An update on NTPmon

Over the past few weeks I've made some changes to my NTP health monitor NTPmon, and I want to explain them more fully and outline the roadmap from here.

2.0.x series

It was pointed out to me that it wasn't actually clear how to run NTPmon for anyone looking at it for the first time. Besides updating the documentation to fix, I decided to brush off my long-neglected Debian packaging skills (which are much in need of improvement), and create a personal package archive (PPA) for installing NTPmon on Ubuntu and Debian. This currently supports Ubuntu 20.04 (focal) and 22.04 (jammy), and Debian 11 (bullseye) and 12 (bookworm). I will endeavour to keep this up-to-date with the releases as they are tagged on GitHub.

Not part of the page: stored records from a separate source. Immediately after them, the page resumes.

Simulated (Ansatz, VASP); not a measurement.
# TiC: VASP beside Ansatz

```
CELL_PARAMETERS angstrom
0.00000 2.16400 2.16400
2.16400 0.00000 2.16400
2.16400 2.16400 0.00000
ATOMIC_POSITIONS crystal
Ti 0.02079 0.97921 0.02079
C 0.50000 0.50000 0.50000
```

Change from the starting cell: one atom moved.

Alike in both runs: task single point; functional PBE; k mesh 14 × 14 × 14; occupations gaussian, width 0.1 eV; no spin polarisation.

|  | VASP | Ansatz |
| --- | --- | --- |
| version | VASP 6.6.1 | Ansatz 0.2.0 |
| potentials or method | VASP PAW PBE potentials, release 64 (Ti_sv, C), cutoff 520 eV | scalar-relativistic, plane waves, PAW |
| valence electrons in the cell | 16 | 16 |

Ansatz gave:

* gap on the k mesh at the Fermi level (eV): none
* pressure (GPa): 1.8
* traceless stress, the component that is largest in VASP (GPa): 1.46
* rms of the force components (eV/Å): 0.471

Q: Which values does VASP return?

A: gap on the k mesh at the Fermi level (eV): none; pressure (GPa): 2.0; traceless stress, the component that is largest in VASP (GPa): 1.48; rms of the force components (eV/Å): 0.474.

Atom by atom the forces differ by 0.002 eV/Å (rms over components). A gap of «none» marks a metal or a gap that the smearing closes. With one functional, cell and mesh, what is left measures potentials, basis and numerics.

I had previously not versioned NTPmon rigorously, but at some point in the past I had decided it was 1.0.0, so I started the packaged versions from 2.0.0. It took a few minor version numbers and some ugly release numbers for me to get the packaging right.

2.1.0

GitHub user flyingflo reported an incompatibility with icinga2's GraphiteWriter, and I released version 2.1.0 to integrate that fix.

3.0.x series

Shortly I'll be releasing 3.0.0, which will mark the start of a larger evolution of NTPmon into a more comprehensive telemetry suite for NTP.

More telemetry

I've been using different NTP implementations for some time, and I'm now running four different implementations live in my network:

Three of these are in the public NTP pool, and I hope to be adding the fourth (NTPsec) in the near future.

These are part of my larger ambition to maintain a sort of unofficial interoperability lab for NTP implementations and evaluate their performance and practicality in live networks, particularly as servers in the global NTP pool.

With that goal in mind, I need NTPmon to offer more in the realm of comparison between different implementations and the ability to compare measurements from various points on my network. So I've switched my metrics solution from Prometheus to InfluxDB and telegraf. Prometheus is a great tool and I'll still be using it for some things, but it's more a monitoring system akin to LibreNMS or Nagios implemented as a time series database than a dedicated TSDB in its own right. InfluxDB offers nanosecond resolution in timestamps, gathered from the point of measurement, which is much more appropriate for NTP analysis.

In addition to the overall health indicators, NTPmon will now emit statistics on individual NTP sources under the ntpmon_peer measurement name. The metrics included depend on the NTP implementation, but will include the time of the sample, the peer type, offset, delay, and dispersion for both chronyd and ntpd. The timestamp resolution on these measurements (only relevant for telegraf) is seconds for chronyd and milliseconds for ntpd.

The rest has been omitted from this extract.